Poland has accused Moscow of breaching international law after Russian drones hit a Polish-owned factory in Ukraine’s city of Vinnytsia.
The Barlinek wooden flooring plant, one of the largest manufacturers of wooden flooring in Europe, was struck overnight between July 15-16, with the strike severely damaging the factory, rendering it inoperable for at least six months.
Although there were no fatalities, seven people were wounded, including two seriously.
The strike was part of a wave of 400 drones launched by Russia against Ukraine on that day and was one of the most damaging hits on Polish commercial property in the country since the start of Moscow’s full-scale invasion in 2022.

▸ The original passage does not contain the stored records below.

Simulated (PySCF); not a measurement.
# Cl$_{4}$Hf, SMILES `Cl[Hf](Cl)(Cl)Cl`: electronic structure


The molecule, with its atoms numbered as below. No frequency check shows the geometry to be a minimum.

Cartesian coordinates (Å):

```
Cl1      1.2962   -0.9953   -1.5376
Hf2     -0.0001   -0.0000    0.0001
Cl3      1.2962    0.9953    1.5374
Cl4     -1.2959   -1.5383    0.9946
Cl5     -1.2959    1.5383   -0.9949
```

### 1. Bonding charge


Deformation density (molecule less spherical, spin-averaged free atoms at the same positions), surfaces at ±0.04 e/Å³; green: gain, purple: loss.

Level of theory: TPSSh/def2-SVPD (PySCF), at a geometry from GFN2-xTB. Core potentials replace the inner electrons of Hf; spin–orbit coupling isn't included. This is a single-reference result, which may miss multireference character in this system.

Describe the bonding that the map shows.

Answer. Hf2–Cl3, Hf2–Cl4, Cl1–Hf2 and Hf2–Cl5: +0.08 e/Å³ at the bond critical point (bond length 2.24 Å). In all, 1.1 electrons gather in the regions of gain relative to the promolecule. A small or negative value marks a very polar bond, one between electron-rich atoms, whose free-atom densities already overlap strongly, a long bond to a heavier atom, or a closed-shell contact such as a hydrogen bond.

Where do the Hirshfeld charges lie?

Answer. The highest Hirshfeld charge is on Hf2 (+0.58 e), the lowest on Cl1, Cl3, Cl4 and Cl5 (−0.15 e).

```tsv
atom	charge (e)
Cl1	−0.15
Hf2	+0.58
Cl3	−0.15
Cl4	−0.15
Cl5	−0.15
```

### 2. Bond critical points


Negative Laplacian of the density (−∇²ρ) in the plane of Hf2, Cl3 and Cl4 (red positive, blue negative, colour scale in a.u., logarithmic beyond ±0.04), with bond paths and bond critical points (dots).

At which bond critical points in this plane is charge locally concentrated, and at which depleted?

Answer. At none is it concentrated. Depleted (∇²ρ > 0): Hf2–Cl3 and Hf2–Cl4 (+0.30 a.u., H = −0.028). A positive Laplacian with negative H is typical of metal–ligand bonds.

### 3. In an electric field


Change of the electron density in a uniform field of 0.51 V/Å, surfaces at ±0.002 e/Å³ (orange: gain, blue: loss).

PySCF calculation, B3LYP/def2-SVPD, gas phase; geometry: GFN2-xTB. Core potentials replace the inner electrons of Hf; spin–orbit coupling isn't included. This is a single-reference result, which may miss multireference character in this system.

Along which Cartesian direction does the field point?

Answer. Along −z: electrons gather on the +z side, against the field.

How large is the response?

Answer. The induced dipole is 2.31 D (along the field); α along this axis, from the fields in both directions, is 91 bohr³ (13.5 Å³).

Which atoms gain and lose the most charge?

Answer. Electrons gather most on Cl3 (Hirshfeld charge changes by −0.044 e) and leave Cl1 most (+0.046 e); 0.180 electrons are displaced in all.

On July 17, Paweł Wroński, the spokesman for the Polish foreign ministry, said that Poland had summoned a representative of the Russian embassy in Warsaw to protest over the attack.
“The attack on the Barlinek company’s plant in Vinnytsia, which is a Polish property and deals with civilian production only, is a violation of international law,” Wroński wrote on the social media platform X.
On July 16 foreign minister Radosław Sikorski had told reporters that 28 drones had targeted Vinnytsia from three different directions. 18 of them were shot down but five drones managed to hit the Polish-owned plant.
“Everything points to the plant having been a set target, to the attack not having been accidental,” Sikorski said, adding: “Putin’s criminal war is approaching our borders.”
Poland has over the past three years acted as a hub for military and humanitarian aid for Ukraine and has incurred the wrath of the Russians because it has engaged diplomatically in pressing for sanctions on Russia over its invasion of Ukraine.
The two countries have been engaged in tit-for-tat consulate closures, the latest of which took place in July when Russia decided to close down the Polish consulate in the ex-territorial enclave of Kaliningrad.
The history between the two countries is one fraught with conflict with the Russians having occupied parts of Poland during the partitions of the 18th and 19th centuries. The Bolsheviks tried unsuccessfully to invade Poland in 1920 and then at the end of the Second World War the USSR invaded and annexed Polish territory, imposing a Communist system of government.
Hopes of a warming of relations came with the Gorbachev reform period when the Russians accepted responsibility for the Katyń massacre of 1940 involving Stalin’s Red Army killing of thousands of Polish officers who were prisoners of war.
The thaw in relations continued during the presidency of Boris Yeltsin when the two countries agreed that Russian troops would leave Poland.
The Russians were, though, always ambivalent towards Poland entering NATO in 1999 but were unable to prevent that accession.
Under the assertive presidency of Vladimir Putin the two countries clashed repeatedly over the invasion of Georgia (2008) and the Smolensk air disaster in which Polish president Lech Kaczyński perished. Other points of contention included the Maidan revolutions in Ukraine, with the Russians accusing Poles of ingratitude for the Soviet liberation of their land from German occupation and the post-war settlement which saw Poland gain territory on its western flank.
Poland took the invasion of Ukraine in 2022 as a direct threat to its own security and has since ratcheted up its defence spending to the level of 4.7 per cent of its GDP, the highest ratio in the NATO block.